The letter, dated the day of the army's mass killing of South Korean refugees at No Gun Ri in 1950, is the strongest indication yet that such a policy existed for all US forces in Korea, and the first evidence that that policy was known to upper ranks of the US government.

"If refugees do appear from north of US lines they will receive warning shots, and if they then persist in advancing they will be shot," wrote the ambassador, John J Muccio, in his message to the Assistant Secretary of State, Dean Rusk.

The letter reported on decisions made at a high-level meeting in South Korea on 25 July 1950, the night before the 7th US Cavalry Regiment shot the refugees at No Gun Ri.

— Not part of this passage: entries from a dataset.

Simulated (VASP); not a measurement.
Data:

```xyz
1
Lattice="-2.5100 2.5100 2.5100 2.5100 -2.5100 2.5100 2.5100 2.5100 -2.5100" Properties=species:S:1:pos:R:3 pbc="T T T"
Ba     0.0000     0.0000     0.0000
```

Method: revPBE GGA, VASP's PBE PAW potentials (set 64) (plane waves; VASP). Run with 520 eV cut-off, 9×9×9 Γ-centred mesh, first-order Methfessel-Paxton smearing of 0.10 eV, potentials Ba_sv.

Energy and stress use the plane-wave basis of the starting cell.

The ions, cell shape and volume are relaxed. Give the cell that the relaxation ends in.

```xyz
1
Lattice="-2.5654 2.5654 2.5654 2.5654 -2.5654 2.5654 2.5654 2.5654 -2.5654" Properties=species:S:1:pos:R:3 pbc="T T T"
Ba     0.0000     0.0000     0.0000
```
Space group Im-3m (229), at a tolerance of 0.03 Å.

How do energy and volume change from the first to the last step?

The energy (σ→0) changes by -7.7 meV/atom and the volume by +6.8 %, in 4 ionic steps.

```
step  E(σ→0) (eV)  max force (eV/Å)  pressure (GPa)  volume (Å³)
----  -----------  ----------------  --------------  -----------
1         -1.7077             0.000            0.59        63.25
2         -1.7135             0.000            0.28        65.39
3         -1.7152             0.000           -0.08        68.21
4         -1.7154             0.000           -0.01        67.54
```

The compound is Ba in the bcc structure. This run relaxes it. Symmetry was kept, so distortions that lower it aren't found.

Estimates vary on the number of dead at No Gun Ri. American soldiers' estimates ranged from under 100 to "hundreds" dead; Korean survivors say about 400, mostly women and children, were killed at the village 100 miles (160km) south-east of Seoul, the South Korean capital. Hundreds more refugees were killed in later, similar episodes, survivors say.

The No Gun Ri killings were documented in a Pulitzer Prize-winning story by the Associated Press agency in 1999 that prompted a 16-month inquiry by the Pentagon.

The Pentagon concluded that the No Gun Ri shootings, which lasted three days, were "an unfortunate tragedy", not a deliberate killing. It suggested that panicky soldiers, acting without orders, opened fire because they feared that an approaching line of families, baggage and farm animals was concealing enemy troops.

But Mr Muccio's letter indicates that the actions of the 7th Cavalry were consistent with policy, adopted because of concern that North Koreans would infiltrate via refugee columns. And in subsequent months, US commanders repeatedly ordered refugees shot, documents show.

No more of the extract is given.